Mickey, yes! Epic? Not so much.
If you have ever seen an interview with Warren Spector about his reverence for everything Disney, then you would be hard pressed to believe that Epic Mickey was going to be anything but a rampant success on the Nintendo Wii and certainly one of the best Disney related games in the past 10 years. And to a certain point, Spector achieved his goal of creating one of the most impressive storylines and use of forgotten animated characters in a Disney video game. Unfortunately, the developer (Junction Point Studios) didn’t put the same amount of love and care into creating entertaining, fresh gameplay for this Disney platformer. But more on that in a moment.

epic mickey disney steamboat willy

The narrative in Epic Mickey revolves around Mickey’s journey into a dark, forgotten wasteland of Disney characters. Mickey has inadvertently harmed the world that these characters lived in and allowed the Phantom Blot to wreak havoc in their world. It’s up to Mickey and the other members of the wasteland to reverse the problems that he’s created as well as defeat the Phantom. Mickey is joined by Oswald the Lucky Rabbit, the first popular animated character that Walt Disney created, but had to abandon due to a disagreement over usage of the character. (Oswald returned to Disney in 2006 when Universal traded the rights as a minor inclusion in a trade to get Al Michaels to NBC Sports.) Oswald, in many ways, is Mickey’s long lost relative and really doesn’t care for the mouse that much. Interestingly, Mickey’s actions within the in-game world directly affect Oswald’s opinion of him.

The presentation of the cutscenes is really phenomenal and is at the core of what makes you want to continue playing. Spector and company actually contracted to a separate studio to specifically create the emotional cutscenes and the result is nothing but stellar. The cutscenes are some of the best that I’ve seen on the Wii and drive the internal development of the characters as they grow and learn about each other. Key to the development of the story, there are moral choices given to Mickey along the way. With the ability to control paint and also thinner, the problems that Mickey is presented with can be solved by solving the puzzle with paint or skipping the puzzle by erasing the problem. As an end result, the final cinema clip in the game is altered by Mickey’s choices in the same fashion that we have seen in games like Fallout: New Vegas.

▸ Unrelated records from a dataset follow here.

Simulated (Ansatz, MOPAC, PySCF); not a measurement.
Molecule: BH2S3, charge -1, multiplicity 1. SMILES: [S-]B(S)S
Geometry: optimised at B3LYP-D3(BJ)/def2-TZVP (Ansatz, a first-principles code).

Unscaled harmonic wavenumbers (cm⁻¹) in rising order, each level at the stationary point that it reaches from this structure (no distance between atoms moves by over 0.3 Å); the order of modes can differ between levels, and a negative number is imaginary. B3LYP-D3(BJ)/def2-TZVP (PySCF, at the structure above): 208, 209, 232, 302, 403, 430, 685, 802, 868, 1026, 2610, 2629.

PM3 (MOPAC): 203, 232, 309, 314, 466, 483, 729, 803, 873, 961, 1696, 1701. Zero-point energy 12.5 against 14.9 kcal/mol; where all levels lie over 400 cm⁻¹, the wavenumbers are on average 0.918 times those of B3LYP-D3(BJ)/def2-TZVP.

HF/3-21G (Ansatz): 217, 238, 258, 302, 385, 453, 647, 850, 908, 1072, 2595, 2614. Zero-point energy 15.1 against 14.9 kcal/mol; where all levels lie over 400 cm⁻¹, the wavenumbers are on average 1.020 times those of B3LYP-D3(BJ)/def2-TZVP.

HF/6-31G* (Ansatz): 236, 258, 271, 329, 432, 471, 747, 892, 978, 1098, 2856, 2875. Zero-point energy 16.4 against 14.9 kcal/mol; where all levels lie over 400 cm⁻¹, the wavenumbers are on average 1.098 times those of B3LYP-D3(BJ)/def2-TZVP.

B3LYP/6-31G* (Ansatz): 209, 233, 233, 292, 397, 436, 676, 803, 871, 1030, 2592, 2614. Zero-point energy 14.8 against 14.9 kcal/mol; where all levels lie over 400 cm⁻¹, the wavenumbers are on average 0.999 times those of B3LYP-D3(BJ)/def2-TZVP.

epic mickey disney paint landscape

Sadly, this is where the accolades end. The control setup is one of the main problems with the game in combination with the difficult camera and the repetitive design of the game tasks. The game alternates between 3D platformer view and a 2D side-scroller view on different levels. The controls are a bit loose in regards to controlling Mickey and that doesn’t translate well into the 2D world. You will end up dying far too much due to the inexact nature of the control scheme and terrible platform detection. Add in a camera that you have to constantly fight with for the entire game and playing the game becomes a chore. Whoever designed the camera was an idiot as it gets stuck all the time on areas that have nothing to do with the action. Trying to fix the camera though the directional pad rarely works properly and is vastly frustrating. If that weren’t enough, you have to grind away at a pile of silly fetch tasks to progress the story.

Combat is tough to handle while trying to balance the camera issues, but the idea is novel. Enemies can be turned into friends with the application of a bit of paint or they can be destroyed completely by using paint thinner. You just have to figure out how to move and keep the camera angle on the enemy at all times. Boss fights are also solved in a similar fashion, but typically require a bit of thinking to finishing them off. I just wish there were more instanced boss fights throughout the game and less fetch quests.

epic mickey disney platform cow jump


There are a variety of visual achievements and faults in Epic Mickey, more achievements though. The environments are really amazingly crafted and will remind you of the Disney parks as well as scenes from the movies / cartoons. Characters, while somewhat limited in their actions, are animated wonderfully. The game runs smoothly for the most part, but there are noticeable framerate drops during the action scenes; fights for instance. It doesn’t hamper gameplay, but it can get distracting at times and reminds you of the Wii’s limitations as a piece of gaming hardware. Still, the dark, depressing Wasteland is brought to life beautifully by the developer.


Oddly, there are no voiceovers in the game, pretty shocking considering the source material. Mickey has one of the more recognizably cartoon voices and they choose not to include it or any other original voice. Characters are instead voiced with sound effects of the murmuring variety. They do a decent job of giving the characters more personality, but it really seems like a missed opportunity. The musical score, however, is really spectacular. It was created by James Dooley, a composer that’s worked on the score of Pushing Daisies (one of my favorite shows in the past 10 years) as well as games like Infamous and Spider-Man: Shattered Dimensions. He does an exceptional job of creating a moving, original score that narrates Mickey’s journey with music.


It's unfortunate that Epic Mickey has such a nasty barrage of poor gameplay design choices as the story is absolutely top notch. The frustration of dealing with the problematic camera angles and the general malaise that sets in during the repetitive missions will turn away many players. It’s really amazing to see a story built around these forgotten Disney characters and, in some ways, see them come back into the limelight. If you or anyone in your family is a Disney fanatic, there’s definitely lots of value to be found in seeing how the entire story turns out. Just be wary of the smattering of control issues in the game. While it’s definitely not the best platformer released this year on the Nintendo Wii, Epic Mickey is worth playing for the narrative and the 14 to 16 hour journey is likely enough to keep you playing through the end of the year. Recommended.